Why is healthy only associated with morning people?

Someone doing yoga in the open air
Took me a long time to find a good picture, and when I saw it I thought about someone doing yoga in the evening. Although it could be someone doing yoga in the early morning – dammit!

So this bugs me… and I can’t be the only one?

When ever there is advice on being healthy, there is the typical advice of going to bed early and wake up early. Indicating the only way to be healthy is to be a morning person? (if you don’t subscribe to the notion of morning larks and night owls then this might sound like bull to you from the start)

I’m not the picture of health but I think its something which needs a rethink?

It’s clear some people are morning people, some are night people. Heck some are evening & afternoon people. Equating this with health feels like lazy nonsense.

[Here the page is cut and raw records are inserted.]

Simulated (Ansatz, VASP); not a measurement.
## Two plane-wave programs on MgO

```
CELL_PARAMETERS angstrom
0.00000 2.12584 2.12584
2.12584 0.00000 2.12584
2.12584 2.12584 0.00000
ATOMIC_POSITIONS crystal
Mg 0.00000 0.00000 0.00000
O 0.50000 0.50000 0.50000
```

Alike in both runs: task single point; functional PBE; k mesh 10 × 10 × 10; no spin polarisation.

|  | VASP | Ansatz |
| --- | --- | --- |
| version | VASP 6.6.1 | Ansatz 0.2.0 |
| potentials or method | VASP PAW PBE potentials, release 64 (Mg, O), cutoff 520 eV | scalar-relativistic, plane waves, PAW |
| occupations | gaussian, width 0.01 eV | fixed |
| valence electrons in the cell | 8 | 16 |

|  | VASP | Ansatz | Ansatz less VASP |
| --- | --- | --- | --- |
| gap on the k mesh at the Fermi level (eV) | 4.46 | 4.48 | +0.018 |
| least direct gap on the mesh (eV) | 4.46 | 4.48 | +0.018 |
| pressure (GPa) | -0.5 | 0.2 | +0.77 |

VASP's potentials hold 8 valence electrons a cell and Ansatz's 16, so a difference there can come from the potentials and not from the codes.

I understand in the age before electricity, indoor lighting and 24hour access to a lot of things (including gyms, travel, etc), it made sense that maybe healthy people fitted the profile of someone who went to bed during darkness and got the most sunshine during the day. However maybe things are different now? Especially now Owls can work the hours which fit their natural circadian rhythm. Surely the effect of trying to fit into a world made for Larks has a negative effect and so the amount of people who are healthy Owls will increase over future generations? Just a thought?

Looking into the universe
Look what you are missing out on…larks!

Maybe if I read the scientific papers, I might be convinced one way or another. Although this or this doesn’t help my case. Although… there is this and this ha!

But I’m more thinking about the perception of larks as the image of health, pictures of people doing yoga during the sunrise, etc. My nonscientific advice follows this one, should an owl try to turn into a lark?.

Whether you’re a lark or an owl, you still likely need seven to eight hours of sleep.
• If you don’t get enough sleep, what time you go to bed or rise won’t matter-you’ll still experience the side-effects, from depression to a lack of concentration to problems with coordination.
• If you break your natural sleep cycle by forcing yourself to get up early, you’ll be tired, less attentive, and not nearly as productive throughout the day.

Something else to keep in mind: Not all “high-powered” people are early risers. Though we do hear stories about tycoons who don’t need more than four hours of sleep at night, these are the exception-not the rule.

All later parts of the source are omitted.